Elizabeth Warren’s campaign malaise continues to mystify. However, as election season enters its post-convention phase, underlying reasons for her inertia have begun to emerge. The bad news for Warren is that they’re not easy to correct.
Warren’s candidacy appears spawned from Washington, D.C. – contrived by higher-ups in her party – and she’s done little over the past year to dispel that perception. She has shallow political roots in Massachusetts, having developed her public persona as a consumer technocrat in D.C. and as a special aide to President Obama. True believers in her party have fawned over her with descriptors like “rock star,” but to others – beyond those who wore funny hats and screamed on the convention floor in Charlotte last week – she’s come across as mediocre.
This is unfortunate for a campaign facing Scott Brown – the ultimate organic grass roots candidate. Brown earned much of his respect among the electorate the hard way, jumping onto the national stage as a consummate underdog.
Elizabeth Warren is trying to fit round-peg national messages into the square-hole of Massachusetts politics.

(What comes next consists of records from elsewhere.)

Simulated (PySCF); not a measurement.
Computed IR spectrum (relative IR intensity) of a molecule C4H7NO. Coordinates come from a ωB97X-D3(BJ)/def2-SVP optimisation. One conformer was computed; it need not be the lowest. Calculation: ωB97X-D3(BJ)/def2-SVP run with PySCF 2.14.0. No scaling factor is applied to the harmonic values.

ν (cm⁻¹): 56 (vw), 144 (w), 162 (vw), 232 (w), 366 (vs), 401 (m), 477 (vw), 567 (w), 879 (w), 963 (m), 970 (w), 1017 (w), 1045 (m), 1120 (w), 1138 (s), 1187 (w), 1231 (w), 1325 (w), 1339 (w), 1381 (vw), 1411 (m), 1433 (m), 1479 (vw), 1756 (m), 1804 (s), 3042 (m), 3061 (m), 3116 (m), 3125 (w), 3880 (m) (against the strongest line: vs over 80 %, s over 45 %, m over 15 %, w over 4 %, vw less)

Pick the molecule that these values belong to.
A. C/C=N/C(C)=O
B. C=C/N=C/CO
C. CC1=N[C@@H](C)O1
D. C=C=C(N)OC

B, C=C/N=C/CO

Brown’s is a tough story to trash, especially among nearly half of the Massachusetts electorate who are Independents. He’s methodically honed his reputation through a relatively bi-partisan voting record and an affable presence throughout the Commonwealth. His most recent example of shrewd decision-making was selecting the week of the Republican National Convention to serve his National Guard duty and ascend to the rank of full colonel – a convenient time to show voters in his home state that he is not bound by a national party agenda. That plays well in Southie.
Warren, in contrast, hasn’t been able to close the perception gap, even though her strategists knew a year ago that this would be her biggest challenge – or did they? If anything, she’s added to it through an awkward, generic strategy where she often tries to fit round-peg national messages into the square-hole of Massachusetts politics.
Most recently, Warren copied the national template of attacking Republicans and accused Brown of being “anti-women.” Given his strong voting record and pro-choice platform, the charge is downright silly. She’d have known that – and might have hesitated when political advisors harangued her to deploy that message based on their national polling and focus groups – if she had thought through the local political terrain. Much of Warren’s anti-Wall Street and protect-the-middle-class rhetoric attacks Mitt Romney and Paul Ryan – but not Brown directly. Brown often draws laughs when he points out that Warren is running against him – not Romney and Ryan. Yet, Warren stubbornly refuses to adapt her message.
The D.C.-centric view of the race was typified recently when Washington Post columnist E.J. Dionne – the quintessential inside-the-Beltway pundit – referred to Brown as “Mr. Personality.” Dionne didn’t realize that he wasn’t effectively disparaging Brown as much as he was dissing the Massachusetts electorate – particularly the Independents – who pride themselves on being able to spot a phony. And they don’t see Brown as that.
The first crack in the conventional narrative is that the race is close, “within the margin of error.” A poll by the Democratic-leaning Public Policy Polling revealed in late August that Brown had opened up a five-point lead. Some insiders believe this figure may be even higher. For its part, the Brown campaign, and the senator himself, radiate confidence – an odd posture if polls indicate closeness within the margin of error. It seems more like a campaign that believes it has set the stage for a classic case of vote-splitting – Obama and Brown – as the senator’s latest television ad implies.
The likelihood of Warren seeing the light didn’t seem promising until this week. On primary day, Warren claimed she wasn’t a politician, and that, “the idea that (she) could calibrate something is just kind of beyond (her) reach.” The Boston Globe reported on Tuesday however, that under extreme pressure from Democratic leaders, she may recalibrate – television ads at least – to try to come across as warm and fuzzy while attacking Brown directly. It’s late in the game, but desperate times in the Warren campaign call for desperate measures. And that’s good news for Brown.